A duotone is a color effect where a color overlay is added to an image, but with different colors depending on the underlining level of luminosity of the image. That means one color is applied in the shadows and a different one is applied to the highlights, and varying degrees of the two for tones in-between.
The effect has been used for a long time, but came back in the spotlight in recent years from its use by major brands like Spotify and Apple. It can add a very nice and colorful effect to an image and make things look really vibrant.
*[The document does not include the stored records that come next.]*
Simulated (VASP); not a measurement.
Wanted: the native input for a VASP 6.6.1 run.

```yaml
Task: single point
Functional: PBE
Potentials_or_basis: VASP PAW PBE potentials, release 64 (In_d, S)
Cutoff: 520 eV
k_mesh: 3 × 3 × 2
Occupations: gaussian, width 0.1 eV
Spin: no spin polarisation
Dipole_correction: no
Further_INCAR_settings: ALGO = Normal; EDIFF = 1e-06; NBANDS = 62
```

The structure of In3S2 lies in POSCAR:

It just so happens that it's very easy to create such effect in Photoshop using nothing but a simple Gradient Map adjustment layer and a careful selection of colors. The effect works better for some images than others. It tends to work well for image that are really contrasty to start with and image that have a good amount of both shadows and highlights.
Let's see how it's done!
Before / After:
1- Gradient Map Adjustment Layer
There’s only one step to accomplish the effect really, and it’s about using a Gradient Map adjustment. What a gradient map does is map each level of luminosity in your image to a color. Dark tones get colored with one end of the gradient, bright tones get colored with the other end, and the tones in the middle get colored with where they fall in the middle of the gradient.
Here the breakdown of the steps:
- Add a new Gradient Map adjustment layer to your image.
- Choose one of the available gradients, or create your own by selecting any one and then changing the two color stops to something that works for your image.
- You can also tweak the placement of the mid point of the gradient (the little diamond) or move the color stops inwards to control exactly how the gradient gets applied and how much contrast you want in your final image.
Bonus tip: you can add more than 2 color stops to your gradient to create effects that are even more defined. For example, you could have two different colors in your highlights, with one that applies to the very brightest highlights.
Honestly, this technique is very easy, but you’ll probably find yourself spending quite a bit of time in the color selection phase.
The trick is to choose colors that go well together. One way to help with that is to go for complementary colors. Or you could use a dark version of a color in the shadows and a bright version of the same color in the highlights.
Most of the time it’s a good idea to keep the darker colors for the shadows, otherwise the result can look really funky and give you an inverted image effect. Choosing very bright and saturated colors in the highlights tends to work really well.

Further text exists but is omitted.